All right, I’m just going to say it: it’s going to be Amazon (I’m taking bets —leave a comment if you want some of the action). “But hold on”, I hear you say, “Amazon’s audio platform is called Audible. It’s a repurposed audiobook catalogue and, despite years of effort, they haven’t made even a tiny dent on the non-audiobook business. An audio outsider like Amazon doesn’t stand a chance!”

You’re right, of course. They’re slow off the mark and Audible itself is a pretty charmless environment in which to win over the next generation of audio nuts. There’s even a reasonable chance that Amazon will just ignore the podcast revolution all together, write the whole thing off and focus on the Billions they make from retail, video and web services. But I doubt it. Here’s why it’ll be Amazon that wins podcasting:

They’re everywhere. Amazon apps —shopping, video, music, Kindle, Alexa —have hundreds of millions of installs between them. Installed on audio-ready devices and pre-loaded with credit card numbers and a detailed purchase history.
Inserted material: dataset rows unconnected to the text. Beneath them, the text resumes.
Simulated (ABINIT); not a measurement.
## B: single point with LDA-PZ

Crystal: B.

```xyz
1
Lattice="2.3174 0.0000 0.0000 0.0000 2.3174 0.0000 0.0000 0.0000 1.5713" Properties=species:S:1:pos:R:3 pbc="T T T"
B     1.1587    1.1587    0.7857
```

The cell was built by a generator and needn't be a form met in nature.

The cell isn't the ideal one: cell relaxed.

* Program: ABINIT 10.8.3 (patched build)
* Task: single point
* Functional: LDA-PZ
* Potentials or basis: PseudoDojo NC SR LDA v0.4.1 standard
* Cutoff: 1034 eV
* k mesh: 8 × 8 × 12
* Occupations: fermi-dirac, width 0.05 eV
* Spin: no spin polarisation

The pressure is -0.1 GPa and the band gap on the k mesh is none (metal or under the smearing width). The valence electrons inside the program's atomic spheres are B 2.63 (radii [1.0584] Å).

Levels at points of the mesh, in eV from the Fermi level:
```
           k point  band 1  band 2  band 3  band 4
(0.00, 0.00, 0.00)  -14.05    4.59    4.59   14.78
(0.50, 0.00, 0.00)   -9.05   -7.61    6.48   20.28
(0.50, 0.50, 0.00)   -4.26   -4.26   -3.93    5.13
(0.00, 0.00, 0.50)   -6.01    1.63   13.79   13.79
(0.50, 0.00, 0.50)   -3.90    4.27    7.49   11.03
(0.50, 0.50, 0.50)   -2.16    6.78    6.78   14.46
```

They have a billing relationship with millions of people. There are around 90M Amazon Prime accounts in the US and it’s estimated that each spends $1,300/year with Amazon (about a third of UK households are already paying members). Few have even a fraction of Amazon’s customer base, let alone paying customers. Audible itself is a subscription platform that’s cross-promoted to Prime subscribers and Amazon has made clever use of cross-promotion in launching a dozen other services over the years.

They know how to sell media to millennials. They’re no Netflix but Amazon Prime Video already reaches millions of people in podcasting’s demographic sweet spot. Audible, in fact, already commissions a small number of ‘original audio series’ (they don’t call them podcasts, of course) and cross-promoting them to the company’s other audiences will effortlessly produce the kind of listening figures that most podcasters would kill for.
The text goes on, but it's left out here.